Expand my Community achievements bar.

SOLVED

Productio AEM Publisher Instances taking 4 hours to restart

Avatar

Former Community Member

Hi guys,

I am facing a strange issue here, Our production setup consists of  One Author Instance and One dispatcher and two publishers 1 and 2.

Each AEM instance running on AWS  x3 large  servers individually. 

But still with  those high performance machines also AEM instances are taking 4 hours to restart.

Our Production Servers are running from last 6 months. have arounf 10GB  crx-repository folder size. Around 4GB content.

 

Some of the analysis which we had observed with the debugging is , that AEM instance restart process  gets more  for a java process around the below mentioned java API.

we went to the system profiler @ http://<Publisher1>/system/console/profiler and ran quite a few traces.  The Author instance starts OK (within a couple of minutes) and then loops around these three packages:

org.apache.jackrabbit.oak.plugins.segment

org.eclipse.jetty.io.nio

org.eclipse.jetty.server.nio

 

We have 13066lines of:

30.03.2015 09:41:05.157 *WARN* [FelixStartLevel] org.apache.jackrabbit.oak.plugins.segment.file.TarReader Invalid entry checksum at offset 0 in tar file /opt/aem/crx-quickstart/repository/segmentstore/data00204a.tar, skipping...

(the bits in red change with each message.  These run for 25 seconds so that can’t be the direct cause of the delay.

We also have 129lines of the format:

30.03.2015 09:41:31.885 *WARN* [FelixStartLevel] org.apache.jackrabbit.oak.plugins.segment.file.TarReader Invalid graph metadata in tar file /opt/aem/crx-quickstart/repository/segmentstore/data00203b.tar

Is there any cleanup jobs we need to perform on our Production Publisher instances? Is something gets loaded over time in AEM instance, which we need to cleanup periodically?

Any help in this regard is really helpfull.

Thanks

1 Accepted Solution

Avatar

Correct answer by
Community Advisor

then I would suggest take the repository backup and re-index the repository, I am not 100% sure but it might fix your TAR related issues, follow the article to re-index your Repo - http://www.wemblog.com/2011/12/how-to-rebuild-index-in-cq5-wem.html

- Runal

View solution in original post

10 Replies

Avatar

Level 1

It seems you have corrupted content (TAR files) in the repository due to some reason. The errors you have mentioned gives the clue that "data00204a.tar" and "data00203b.tar"  are not properly readable.

Avatar

Employee Advisor

I agree to @ShamHC and @bsloki: Please raise a daycare ticket and provide the relevant data like:

  • log files
  • the config zip from the OSGI console
  • Version number plus hotfixes/servicepacks applied.

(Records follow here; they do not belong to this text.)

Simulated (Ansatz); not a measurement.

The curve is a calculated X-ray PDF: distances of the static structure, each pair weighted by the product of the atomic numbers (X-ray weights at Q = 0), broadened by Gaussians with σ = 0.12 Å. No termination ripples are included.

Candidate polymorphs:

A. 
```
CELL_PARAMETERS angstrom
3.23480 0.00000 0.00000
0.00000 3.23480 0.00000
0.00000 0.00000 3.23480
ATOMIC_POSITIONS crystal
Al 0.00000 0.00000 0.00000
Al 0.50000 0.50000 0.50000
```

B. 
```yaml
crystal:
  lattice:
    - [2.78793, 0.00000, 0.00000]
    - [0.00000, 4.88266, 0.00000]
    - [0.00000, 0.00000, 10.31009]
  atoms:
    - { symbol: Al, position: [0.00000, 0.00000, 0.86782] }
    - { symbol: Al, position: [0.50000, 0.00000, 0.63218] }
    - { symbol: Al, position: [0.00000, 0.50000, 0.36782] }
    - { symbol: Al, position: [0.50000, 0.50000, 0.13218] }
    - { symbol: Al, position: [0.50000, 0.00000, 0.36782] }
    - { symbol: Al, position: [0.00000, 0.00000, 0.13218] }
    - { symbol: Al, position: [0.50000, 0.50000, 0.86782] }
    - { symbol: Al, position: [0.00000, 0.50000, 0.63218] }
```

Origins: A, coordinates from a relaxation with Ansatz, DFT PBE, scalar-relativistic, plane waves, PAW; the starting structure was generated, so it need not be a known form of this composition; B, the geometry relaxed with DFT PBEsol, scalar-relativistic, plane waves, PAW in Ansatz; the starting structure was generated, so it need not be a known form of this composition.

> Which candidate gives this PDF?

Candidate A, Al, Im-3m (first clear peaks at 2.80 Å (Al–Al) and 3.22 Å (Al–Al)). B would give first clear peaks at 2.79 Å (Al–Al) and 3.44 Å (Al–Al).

I thinnk, that this forum is not the right place to support you and analyze any production problems. That's what support is for.

kind regards,
Jörg

Avatar

Level 10

This needs some deep analysis.  File a daycare ticket & in that attach thread dumps, log files, profiler output.  For now try with [1]

https://helpx.adobe.com/experience-manager/kb/prevent-rapid-repository-growth-caused-by-linkchecker-...

Avatar

Former Community Member

Hi Guys ,

I tried the below solution but no change, But updatig sp2 update has worked and improved the behaviour.

Is that the reason? What is the code reason for our AEM instance is taking such long to come up?

Avatar

Community Advisor

and I assume your server administrators have been running TAR optimization regularly, the invalid reference errors in TAR should get removed once you have run TAR optimization. If you have not already tried, I would advice try it once and see if it reduces your start time or not.

Go through following link to know more on performance tuning and optimization:

http://docs.adobe.com/docs/en/cq/5-6-1/core/administering/persistence_managers.html#Optimizing%20Tar...

https://helpx.adobe.com/experience-manager/kb/performancetuningtips.html

http://docs.adobe.com/docs/en/cq/5-6-1/deploying/monitoring_and_maintaining.html#Monitoring%20Perfor...

Avatar

Former Community Member

Thanks Sham.

Can apply the Link checker  fixes in our staging environment directly ?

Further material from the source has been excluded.